Bill Macumber entered a plea in Maricopa County Superior Court under an agreement with prosecutors and received a sentence of time served. Although the victims' family asked Judge Bruce Cohen to deny his request, prosecutors said they couldn't pursue a third trial because key evidence had been destroyed or lost.

The 77-year-old Macumber, who had no history of violence, was convicted in the 1970s in one of the most sensational murder cases in the history of Arizona. Macumber was twice sentenced to life in prison for killing Joyce Sterrenberg and Tim McKillop, both 20 years old, and leaving their bodies in the desert. In total, he has served 37 years.

On May 24, 1962, the young couple was found shot and killed next to their car in an area now near Scottsdale. The case went cold for 12 years until Macumber's wife, Carol Kempfert, went into the Maricopa County Sheriff's Office department where she worked and told her supervisors that her husband had confessed to the murders. Macumber was arrested a week later.

In 1975, Kempfert testified against her now ex-husband, again saying that he confessed. During the trial, three pieces of evidence allegedly had been collected by investigators at the scene and were also presented: a .45 automatic pistol, a lifted palm print and bullet casings, according to the Maricopa County Attorney's office. At the time, prosecutors argued that the physical evidence linked Macumber to the murder scene.

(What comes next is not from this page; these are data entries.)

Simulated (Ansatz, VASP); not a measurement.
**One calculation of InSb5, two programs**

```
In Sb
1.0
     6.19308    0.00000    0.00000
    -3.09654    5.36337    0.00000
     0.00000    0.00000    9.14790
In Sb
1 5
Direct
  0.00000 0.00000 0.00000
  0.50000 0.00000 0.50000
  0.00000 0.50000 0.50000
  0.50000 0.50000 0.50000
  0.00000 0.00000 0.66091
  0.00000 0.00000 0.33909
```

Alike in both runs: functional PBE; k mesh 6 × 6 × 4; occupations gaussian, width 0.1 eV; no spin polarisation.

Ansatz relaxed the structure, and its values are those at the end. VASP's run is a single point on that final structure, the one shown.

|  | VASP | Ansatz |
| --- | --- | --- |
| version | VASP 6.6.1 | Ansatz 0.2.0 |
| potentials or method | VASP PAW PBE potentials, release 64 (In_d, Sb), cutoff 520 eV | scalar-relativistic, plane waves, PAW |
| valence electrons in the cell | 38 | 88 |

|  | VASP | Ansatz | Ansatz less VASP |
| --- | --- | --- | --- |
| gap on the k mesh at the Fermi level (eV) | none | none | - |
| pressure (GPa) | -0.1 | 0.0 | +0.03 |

Macumber was convicted of two counts of first-degree murder and was sentenced to two concurrent life terms that year. After successfully appealing his convictions, Macumber was retried in 1977 and again found guilty and sentenced to two life terms.

Macumber's son, Ron Kempfert, and the Arizona Justice Project have been advocating for Macumber's release for years, saying that Macumber's ex-wife framed him and that another man committed the murders.

Ron Kempfert, now 44, told "Nightline" in a 2010 interview that he had no doubt of his father's conviction, until he spoke with prominent Phoenix defense attorney Larry Hammond in 2003 -- 28 years after his father had been sent to jail. Hammond founded the Arizona Justice Project, an organization that works to free prisoners they decide could be innocent.

"He said, 'I don't know how to tell you this, there is no way to tell you this -- we know your father, we think your father is innocent, and we're pretty sure your mom framed him for it,'" Kempfert said of the phone call with Hammond.

After recovering from the initial shock, Kempfert said he started to untangle what his mother, Carol Kempfert, had told him over the years and slowly the possibility that his father was innocent began to make sense to him. He told "Nightline" he eventually came to believe that his mother had a powerful motive: Around the time she turned her husband into police, Carol Kempfert and Macumber's marriage was falling apart. At the time, she was working in the sheriff's office, where she had access to evidence from the cold case murder, and she had recently taken classes in lifting fingerprints.

Carol Kempfert also sat down for an interview with "Nightline" in 2010, where she denied she fabricated her husband's confession.

"Absolutely not ... I didn't wake up one more morning and say, 'Oh, gee, I think I'll go frame my husband today,'" she said at the time. "I did not, and I will say this again, I did not manufacture nor did I ever tamper with evidence. Ever. And I passed four polygraphs and I'll be happy to take another. But I did not tamper with any evidence."

Kempfert told of how Macumber came home with his clothes covered in blood the night of the murders, and that he later confessed to her as their marriage crumbled.

"It sounds ... ridiculous. But that's, in fact, what happened," she said.

But adding fuel to Ron's belief that his father is innocent, a man named Ernsesto Valenzuela allegedly confessed to three different people that he had committed the murders -- evidence the jury at Macumber's trial never was able to hear.

After Valenzuela died in prison in 1973, his former defense attorney, Tom O'Toole, came forward with his client's confession but the judge ruled it unreliable hearsay, reported The New York Times. O'Toole said attorney-client privilege kept him from presenting Valenzuela's confession until after his death.

In 2009, Macumber and his attorneys petitioned the Arizona Board of Executive Clemency, which in a rare move unanimously recommended his sentence be commuted, saying, "An injustice has been done in Mr. Macumber's case" and that his wife had "motive, means and opportunity to falsely pin the murders on Mr. Macumber."

Arizona Gov. Jan Brewer denied the recommendation for clemency.


http://gma.yahoo.com/man-jailed-1962-murders-freed-230010818--abc-news-topstories.html

alucard13mmfmj
11-09-2012, 12:29 PM
He is old and life has changed so much before he went to prison. I wonder how can he adapt.